Wednesday, September 29, 2004

Week 4: Interactivity

Amazing mystery machines today.

I loved the inpenetrable absurdity of the first group's (as-yet-unsolved) mystery machine. You kept us in such a highly entertaining loop between stage 2 (exploration) and stage 4 (reciprocal change)... and your performances were so funny in how deadpan you were able to stay. I hope we can get to stage 3 (modification) so we can play more strategically with you!

The second group was wicked fun to interact with, no? Its function was such a surprising reveal, and that moment of realization ("It's a massage machine! Yay!" --> "Oh no! It's also a tickle machine!" --> "ACK! It's a punching machine!") resulted in such a frenzy of spontaneous and motivated interaction. This one is an instant classic, I think.
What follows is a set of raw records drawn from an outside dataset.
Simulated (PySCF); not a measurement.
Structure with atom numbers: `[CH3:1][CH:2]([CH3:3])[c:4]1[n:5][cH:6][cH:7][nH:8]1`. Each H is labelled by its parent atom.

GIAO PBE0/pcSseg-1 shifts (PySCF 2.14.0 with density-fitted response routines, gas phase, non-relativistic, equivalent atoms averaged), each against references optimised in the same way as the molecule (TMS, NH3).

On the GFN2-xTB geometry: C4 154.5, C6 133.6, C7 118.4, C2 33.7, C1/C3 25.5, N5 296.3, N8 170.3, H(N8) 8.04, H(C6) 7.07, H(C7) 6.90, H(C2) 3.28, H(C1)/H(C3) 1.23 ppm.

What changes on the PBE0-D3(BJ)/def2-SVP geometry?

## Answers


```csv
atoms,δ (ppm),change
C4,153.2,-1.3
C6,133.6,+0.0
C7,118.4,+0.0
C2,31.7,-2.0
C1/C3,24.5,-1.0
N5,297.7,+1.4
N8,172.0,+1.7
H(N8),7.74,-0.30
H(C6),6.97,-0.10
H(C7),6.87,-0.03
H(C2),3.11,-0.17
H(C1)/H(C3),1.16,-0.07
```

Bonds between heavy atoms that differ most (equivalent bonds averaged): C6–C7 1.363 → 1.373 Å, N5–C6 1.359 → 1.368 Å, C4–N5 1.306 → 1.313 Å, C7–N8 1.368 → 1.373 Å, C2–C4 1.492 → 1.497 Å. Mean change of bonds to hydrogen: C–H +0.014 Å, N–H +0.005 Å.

The third group had such terrifically clear and clever affordances! The prize candy was a great clue that there was an absolute goal and that a win-condition was possible. The rocks-paper-scissors interface was also extremely legible to us newbie users. I also really enjoyed the site-specific use of the fountain as a level indicator. Nice work.

Good stuff, all around.

Now: for your game critique this week, please use Chris Crawford's definition of interactivity and/or Mark Stephen Meadow's four steps of interaction to analyze the interactivity in a game.

Week 4: Scale and Duration

For your next project post, I'd like you to think about the 3 measures of scale and duration we discussed this week: the number of players, the spatial-geographic scale, and the temporal duration.

In other words:
-Do you want your game to be solo-player, massively multiplayer or somewhere in between?
-How big, literally, will the game's literal "magic circle" be-- a table, a field, a city block, a city, a single computer, 20 networked computers, 100 cellphones?...
-And, how long will a game take? Will it be persisent (you never turn it off) or periodic (you can put it on pause)?

Of course, you can change your mind about any of these decision decisions as you develop the project. For now, however, it's important to start laying a foundation for your game by making some "big-picture" decisions. Good luck!

Sunday, September 26, 2004

Week 3: Site Specific Play

For your first project post, I'd like you to write a bit about *where* you think your final game will be deployed. Is it a space or place that requires or suggests a site-specific game design? Or do you prefer to design a site-interchangeable game for some kind of traditonal game space? What kind?

Tuesday, September 21, 2004

Week 3: The Magic Circle and Lusory Attitude

Great discussion yesterday on Suit's lusory attitude and Huizinga's magic circle (as explored by Salen & Zimmerman... who will guide us through many interesting topics this semester!)

For your game critique this week, please be sure to:
1) pick a different genre/platform than last week's critiqued games
2) include in your critique some analysis of the game's magic circle, and/or its "pleasurable inefficiency" (a la the lusory attitude)
As always, feel free to refer back to earlier concepts (Costikyan's meaningful decisions or Avedon's elements, e.g.)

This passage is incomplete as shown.